Giving Through an IRA
Floyd Litz is a fitness enthusiast, devotee of the mission of Presbyterian Senior Living, a generous donor – and a prudent fiscal manager. He pays careful attention to his funds to maximize their benefit to charity and at the same time meet his current and future needs.
When the time came to begin fulfilling his generous pledge to support the new Fitness and Aquatic Center at Kirkland Village in Bethlehem, Floyd researched various giving options. He wanted the organization to have immediate access to funds to complete the capital project, so a deferred gift was out. He preferred not to make an outright gift from current assets, wanting to preserve what he calls his ‘seed money’ for future uses.

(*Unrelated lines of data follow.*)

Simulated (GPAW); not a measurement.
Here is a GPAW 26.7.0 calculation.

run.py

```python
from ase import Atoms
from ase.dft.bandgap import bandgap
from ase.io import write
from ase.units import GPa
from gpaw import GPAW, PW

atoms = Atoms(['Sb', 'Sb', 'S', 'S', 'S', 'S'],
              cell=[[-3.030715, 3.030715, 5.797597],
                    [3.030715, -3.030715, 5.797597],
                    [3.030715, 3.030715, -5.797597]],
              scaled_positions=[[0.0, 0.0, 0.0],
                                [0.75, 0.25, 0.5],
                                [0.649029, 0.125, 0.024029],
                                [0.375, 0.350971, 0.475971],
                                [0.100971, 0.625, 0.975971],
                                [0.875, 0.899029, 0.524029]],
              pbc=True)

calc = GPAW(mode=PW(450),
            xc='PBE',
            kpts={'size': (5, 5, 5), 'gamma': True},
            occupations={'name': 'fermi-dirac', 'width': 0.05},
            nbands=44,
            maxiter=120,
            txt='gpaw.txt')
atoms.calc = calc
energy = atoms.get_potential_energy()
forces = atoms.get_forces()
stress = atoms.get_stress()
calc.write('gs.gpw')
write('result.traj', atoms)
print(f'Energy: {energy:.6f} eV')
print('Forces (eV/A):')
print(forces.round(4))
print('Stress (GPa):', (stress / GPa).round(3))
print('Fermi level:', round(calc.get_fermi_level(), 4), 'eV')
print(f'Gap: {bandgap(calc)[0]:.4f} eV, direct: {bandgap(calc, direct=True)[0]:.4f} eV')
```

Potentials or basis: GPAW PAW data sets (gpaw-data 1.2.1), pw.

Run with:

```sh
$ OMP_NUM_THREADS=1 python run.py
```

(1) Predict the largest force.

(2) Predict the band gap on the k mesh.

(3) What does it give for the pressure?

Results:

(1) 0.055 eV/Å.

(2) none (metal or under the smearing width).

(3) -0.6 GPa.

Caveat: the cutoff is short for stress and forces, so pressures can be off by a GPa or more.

For Floyd, making a gift by distribution from his IRA – the new giving option provided by the federal Pension Protection Act of 2006 – was the perfect choice. But since this was a brand-new giving opportunity, both for Floyd and his financial advisor, Floyd met with Rachel Osborn, Regional Director of Mission Support. She provided him with the information and documents to share with his advisor to make this truly a “turn-key” gift.”
As Floyd Litz can attest, taking advantage of this opportunity is simple! For more information and the necessary forms, please contact Presbyterian Senior Living Mission Support at 800-382-1385.
How does the Pension Protection Act work?
If you are 70 ½ or older, you may make a gift to a qualified charity using funds transferred directly from your IRA – without paying taxes on your distributions. The transfer generates neither taxable income nor a tax deduction. Prior to this legislation being enacted, if you wanted to use IRA funds for a charitable contribution, you had to withdraw the money from your IRA and then contribute it. The amount you withdrew was taxable and the deduction for the contribution may or may not have offset the tax.
Other important benefits of the IRA rollover provision are that charitable distributions count toward minimum required distributions, and you may transfer up to $100,000 per year directly from your IRA. The legislation currently expires on December 31, 2010, but permanent legislation is under consideration. Please contact us to take advantage of this opportunity.
Making charitable contributions from an IRA will be especially appropriate for you if:
- You are age 70 ½ or older
- You do not itemize deductions
- You are required to take distributions but do not need them for living expenses
- You live in a state that doesn’t allow charitable deductions
- You may lose some of your itemized deductions because of your income level, or
- You are not able to deduct all of your charitable contributions because of deduction limitations.
Here is an example. Suppose you want to contribute $10,000 to a Presbyterian Senior Living community, you have $700,000 in an IRA and will be required to withdrawal approximately $35,000 before the end of the year. You can authorize the trustee of your IRA to transfer $10,000 to the community and $25,000 to you. The $10,000 transfer will count toward your mandatory withdrawal of $35,000 and will not be subject to tax.
Some limitations apply to these non-taxable charitable distributions from an IRA:
- The maximum amount that can be rolled over annually is $100,000.
- Distributions must be made to a qualified non-profit institution such as Presbyterian Senior Living, Inc., Presbyterian Homes, Inc. or one of our communities. They cannot be made to a private foundation, supporting organizations or a donor advised fund.
- Gifts must be outright; they cannot be used to establish a gift annuity or to fund a charitable remainder trust.